Secure energy sector (2)

Quietly, the administration of former President Rodrigo R. Duterte has put in place the foundation for sustainable growth while laying down the groundwork for new sources of development that the current administration can build on.

Tangible gains through the “Build, Build, Build” are all over as Filipinos now enjoy more efficient public transport services and more are opening soon.

The less ubiquitous gains are in policies that make it easier and faster for President Bongbong Marcos to apply bigger reforms.

A good example is the energy sector in which a game changer was initiated through Department Circular 2021-09-0028 which established the Philippine Strategic Petroleum Reserve Program.

Under the scheme, a national petroleum reserve will be maintained to shield the country against global supply and price disruptions.

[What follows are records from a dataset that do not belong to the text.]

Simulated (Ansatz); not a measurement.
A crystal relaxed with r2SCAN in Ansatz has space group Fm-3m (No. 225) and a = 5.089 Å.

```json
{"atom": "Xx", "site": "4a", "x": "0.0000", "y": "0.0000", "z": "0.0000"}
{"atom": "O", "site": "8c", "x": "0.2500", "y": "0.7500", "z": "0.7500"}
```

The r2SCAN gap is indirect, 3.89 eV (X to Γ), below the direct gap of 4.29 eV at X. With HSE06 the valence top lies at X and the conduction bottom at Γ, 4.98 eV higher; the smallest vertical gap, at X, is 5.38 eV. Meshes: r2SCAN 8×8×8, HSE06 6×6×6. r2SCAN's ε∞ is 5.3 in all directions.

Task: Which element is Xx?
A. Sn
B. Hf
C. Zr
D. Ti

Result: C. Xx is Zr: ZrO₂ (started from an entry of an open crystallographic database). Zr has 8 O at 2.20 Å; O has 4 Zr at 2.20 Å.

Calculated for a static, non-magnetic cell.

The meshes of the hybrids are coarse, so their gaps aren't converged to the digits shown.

The country is a net importer of petroleum products which makes it vulnerable to global price shocks such as what had transpired from the East European conflict.

Another fulfilled goal of former Energy Secretary Alfonso Cusi was affording a great majority of Filipino families access to electricity.

Last year, 95.4 percent of households use electricity compared to 90.65 percent in 2016.

Thus, 25.02 million households now enjoy the benefits of electricity services. This lightens the load of the current administration which has to look for an electricity supply for 1.06 million families who live in darkness.

A great deal of Filipinos who remain outside the electricity grid lives in Mindanao where the electrification level is at 86 percent.

Full electrification also becomes easier after former President Duterte signed in December 2021 EO 156 entitled “Instituting Measures to Ensure Consistent and Reliable Electricity Service in Inadequately Served Areas, Improve Performance of Ineffective Distribution Utilities, and Achieve Total Electrification of the Country”.

One of the reasons for the leveling off in electricity prices was Republic Act 11371, or the Murang Kuryente Act, which mandated the use of the government’s share from the Malampaya Deepwater-Gas-to-Power project to pay the stranded costs and debts of the National Power Corporation.

Consumers can observe this in the declining universal charges in the monthly bills.

Under the previous regime, another pivotal law, RA 1152, or the “Act Extending and Enhancing the Implementation of the Lifeline Rate”, extended the implementation of subsidies to poor households up to 2051.

Quick responses during calamities to revive the crucial electricity supply was achieved through the Energy Resiliency Policy which required all energy industry players to formulate and submit strategies, programs, and activities that would improve their infrastructure and systems, stockpiling mechanisms, as well as response and recovery measures.

The Task Force on Energy Resiliency was created to put the policy into effect.

Composed of members of energy agencies and industry stakeholders, the Task Force ensures effective preparedness, response, and restoration activities during calamities.